Web-scraping the Texas Executed Offenders List

Due date: 1:00 PM, 2017-02-09

Points: 20

A web-scraping exercise using a mirror of the Texas Department of Criminal Justice’s executed offenders page:

http://wgetsnaps.github.io/tdcj-executed-offenders/death_row/dr_executed_offenders.html

The relevant reading about web-scraping in Python is here:

Beautiful Soup - HTML and XML parsing

This homework revisits the data that we used in: Contrived Clueless Command Line Data Crunching

Although this is just an exercise in web-scraping, here are some examples of what has been done with scraping death penalty related data:

Requirements

Send an email to me with this subject: compciv-2017::your_sunet_id::texas-executed-scrape

It should contain 3 scripts as attachments (details are described below):

  • when-who.py
  • young-old.py
  • religious-last-words.py

Use this mirror of the Texas executed offenders page:

http://wgetsnaps.github.io/tdcj-executed-offenders/death_row/dr_executed_offenders.html

1. when-who.py: Print out date and race of executions

When I run your Python script like this:

$ python when-who.py

It should parse the Executed Offenders HTML table and print out 2-column CSV output of the date and the race of each executed offender. You can leave date in its plaintext format as found on the HTML page.

Thus, the first five lines of output should look like this:

race,date
Black,11/18/2015
Hispanic,10/14/2015
Hispanic,10/6/2015
Hispanic,08/12/2015

The last 5 lines should look like this:

White,01/16/1985
White,10/30/1984
White,03/31/1984
White,03/14/1984
Black,12/07/1982

Warning

Look at the whitespace

Note the exact expected output, including the white space.

Specifically, your first 5 lines should NOT look like this:

race,date
Black,11/18/2015
Hispanic,10/14/2015
Hispanic ,10/6/2015
Hispanic,08/12/2015

(use the string object’s strip() method to remove trailing whitespace)
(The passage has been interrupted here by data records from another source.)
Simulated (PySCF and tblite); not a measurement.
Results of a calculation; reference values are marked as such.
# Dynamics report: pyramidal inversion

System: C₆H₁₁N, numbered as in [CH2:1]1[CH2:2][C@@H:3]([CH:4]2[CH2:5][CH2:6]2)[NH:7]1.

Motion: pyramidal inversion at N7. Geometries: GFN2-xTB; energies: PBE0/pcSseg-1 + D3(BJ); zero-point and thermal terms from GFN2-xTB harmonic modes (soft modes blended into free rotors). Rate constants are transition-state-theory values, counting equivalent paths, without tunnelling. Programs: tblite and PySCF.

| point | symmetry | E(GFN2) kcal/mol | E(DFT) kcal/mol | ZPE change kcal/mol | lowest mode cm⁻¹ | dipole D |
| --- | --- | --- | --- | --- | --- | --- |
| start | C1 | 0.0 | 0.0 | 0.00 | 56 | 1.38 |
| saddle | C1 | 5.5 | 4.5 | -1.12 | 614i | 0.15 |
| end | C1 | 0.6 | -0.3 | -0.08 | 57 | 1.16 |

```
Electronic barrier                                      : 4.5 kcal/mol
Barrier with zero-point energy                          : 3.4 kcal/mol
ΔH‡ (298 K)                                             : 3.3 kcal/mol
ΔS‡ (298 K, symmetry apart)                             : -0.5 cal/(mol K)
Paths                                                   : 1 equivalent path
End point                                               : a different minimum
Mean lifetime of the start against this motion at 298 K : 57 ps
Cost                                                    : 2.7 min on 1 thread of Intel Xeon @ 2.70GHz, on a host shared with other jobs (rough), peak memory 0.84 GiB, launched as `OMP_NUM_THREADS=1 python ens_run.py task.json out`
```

2. young-old.py: Oldest and youngest executed offenders

When I run your Python script like this:

$ python young-old.py

I expect to see this output:

Youngest offender to be executed was 24-year-old Toronto Patterson from Dallas County, on 08/28/2002
Oldest offender to be executed was 67-year-old Lester Bower from Grayson county, on 06/03/2015

Note that this is a lesson about sorting, which we did in the last assignment.

Relevant reading: - Sorting Python collections with the sorted method

For each BeautifulSoup row element, you need to tell the sorted function what to sort them by. The first row, then, will be the row element that belongs to the youngest executed offender (by age). The last row element is the offender with the highest age.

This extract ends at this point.